As a sort of savant of digital graphics and video editing, Mallo's music videos use wild angles, filters and transitions, clips and stickers from social media, pop culture and history; they speed up, slow down, spin around, shake and dissolve in creative, retro displays that look both vintage and futuristic.

The first thing that grabs your attention, however, is his outrageous fashion sense. Like a voodoo rocker king meets classy hipster and British punk, Mallo’s extreme sense of style has earned him a name in the fashion scene and allowed him to be involved with events like Fubupalooza and DFW Vintage Swap Meet.

“We’re vintage,” he says. “It’s a big network right now.”

In true vintage fashion, Mallo still sells CDs on the street.

“I walk around and sell my mixtapes when I’ve got some free time," he says. "And if I’m in Deep Ellum, I’ll end up getting into something either way. It’s like a fun thing, and it gets the music out.”
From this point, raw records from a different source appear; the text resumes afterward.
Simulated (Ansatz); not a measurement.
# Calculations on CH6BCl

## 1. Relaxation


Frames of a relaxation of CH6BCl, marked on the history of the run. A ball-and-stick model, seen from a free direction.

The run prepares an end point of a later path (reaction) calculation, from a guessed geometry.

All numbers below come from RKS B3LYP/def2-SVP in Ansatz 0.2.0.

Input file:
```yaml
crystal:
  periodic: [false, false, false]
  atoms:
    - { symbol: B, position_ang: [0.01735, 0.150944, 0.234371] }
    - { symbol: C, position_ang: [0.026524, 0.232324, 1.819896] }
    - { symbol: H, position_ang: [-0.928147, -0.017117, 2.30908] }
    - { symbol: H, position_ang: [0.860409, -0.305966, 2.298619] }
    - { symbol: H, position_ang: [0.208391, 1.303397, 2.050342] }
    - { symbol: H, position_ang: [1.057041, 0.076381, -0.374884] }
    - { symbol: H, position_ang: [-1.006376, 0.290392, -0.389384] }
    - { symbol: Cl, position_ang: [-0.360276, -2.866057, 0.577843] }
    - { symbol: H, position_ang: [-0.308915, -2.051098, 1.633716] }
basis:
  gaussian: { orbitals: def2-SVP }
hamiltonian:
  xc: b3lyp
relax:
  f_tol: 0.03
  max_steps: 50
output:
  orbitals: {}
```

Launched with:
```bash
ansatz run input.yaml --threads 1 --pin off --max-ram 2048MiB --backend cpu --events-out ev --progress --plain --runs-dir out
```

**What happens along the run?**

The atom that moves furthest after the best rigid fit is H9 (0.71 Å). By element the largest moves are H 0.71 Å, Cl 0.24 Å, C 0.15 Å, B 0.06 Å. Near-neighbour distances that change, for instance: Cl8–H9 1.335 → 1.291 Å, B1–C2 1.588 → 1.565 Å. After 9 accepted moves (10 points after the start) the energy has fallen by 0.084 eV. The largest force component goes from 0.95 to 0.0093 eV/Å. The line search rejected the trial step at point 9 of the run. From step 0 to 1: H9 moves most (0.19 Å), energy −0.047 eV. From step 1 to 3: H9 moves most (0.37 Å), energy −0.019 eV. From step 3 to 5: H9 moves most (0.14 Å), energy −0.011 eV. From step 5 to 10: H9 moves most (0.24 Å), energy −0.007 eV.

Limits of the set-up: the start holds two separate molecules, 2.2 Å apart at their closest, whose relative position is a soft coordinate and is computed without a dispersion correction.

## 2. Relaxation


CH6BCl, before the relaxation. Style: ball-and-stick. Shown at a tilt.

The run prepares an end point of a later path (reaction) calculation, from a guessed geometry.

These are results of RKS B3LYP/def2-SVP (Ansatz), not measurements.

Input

But it’s not always easy. Selling music to people on the streets can be trying at times, especially when it’s a medium that hasn’t been widely coveted over the past decade. People still buy them, though, Mallo says, and if not, they still usually ask for a link to download or stream.

“People always want what’s new, but you have to throw it back sometimes,” Mallo says enthusiastically. “All that matters is that you’re creating greatness — greatness from the past, greatness from the future. Greatness now.”